Section: Research Program

Data Analytics

Data analytics refers to a set of techniques to draw conclusions through data examination. It involves data mining, statistics, and data management. Data mining provides methods to discover new and useful patterns from very large datasets. These patterns may take different forms, depending on the end-user's request, such as:

  • Frequent itemsets and association rules. In this case, the data is usually a table with a high number of rows and the data mining algorithm extracts correlations between column values. This problem was first motivated by commercial and marketing purposes (e.g. discovering frequent correlations between items bought in a shop, which could help selling more). A typical example of frequent itemset from a sensor network in a smart building would say that “in 20% rooms, the door is closed, the room is empty, and lights are on.”

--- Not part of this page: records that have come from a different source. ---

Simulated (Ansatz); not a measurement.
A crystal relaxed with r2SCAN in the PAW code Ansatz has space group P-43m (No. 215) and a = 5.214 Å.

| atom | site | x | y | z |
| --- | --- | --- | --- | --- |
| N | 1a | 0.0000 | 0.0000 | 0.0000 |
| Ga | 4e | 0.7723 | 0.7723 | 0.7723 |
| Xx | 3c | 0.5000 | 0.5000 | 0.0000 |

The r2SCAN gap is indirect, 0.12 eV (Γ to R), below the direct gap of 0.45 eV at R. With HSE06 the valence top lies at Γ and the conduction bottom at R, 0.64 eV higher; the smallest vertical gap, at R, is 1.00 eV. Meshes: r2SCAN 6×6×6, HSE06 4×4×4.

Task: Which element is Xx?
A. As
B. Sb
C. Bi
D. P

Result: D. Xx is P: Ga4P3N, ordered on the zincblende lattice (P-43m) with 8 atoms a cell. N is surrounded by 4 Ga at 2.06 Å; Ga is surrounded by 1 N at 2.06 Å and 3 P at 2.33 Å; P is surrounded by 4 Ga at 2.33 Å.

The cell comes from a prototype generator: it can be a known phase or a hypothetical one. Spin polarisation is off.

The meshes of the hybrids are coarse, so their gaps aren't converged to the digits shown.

  • Frequent sequential pattern extraction. This problem is very similar to frequent itemset discovery but considering the order between. In the smart building example, a frequent sequence could say that “in 40% of rooms, lights are on at time i, the room is empty at time i+j and the door is closed at time i+j+k”. Discovering frequent sequences has become critical in marketing, as well as in security (e.g. detecting network intrusions), in web usage analysis and any domain where data come in a specific order, typically given by timestamps.

  • Clustering. The goal of clustering is to group together similar data while ensuring that dissimilar data will not be in the same cluster. In our example of smart buildings, we could find clusters of rooms, where offices will be in one category and copy machine rooms in another because of their differences (hours of people presence, number of times lights are turned on/off, etc.).

One main problem in data analytics is to deal with data streams. Existing methods have been designed for very large data sets where complex algorithms from artificial intelligence were not efficient because of data size. However, we now must deal with data streams, sequences of data events arriving at high rate, where traditional data analytics techniques cannot complete in real-time, given the infinite data size. In order to extract knowledge from data streams, the data mining community has investigated approximation methods that could yield good result quality.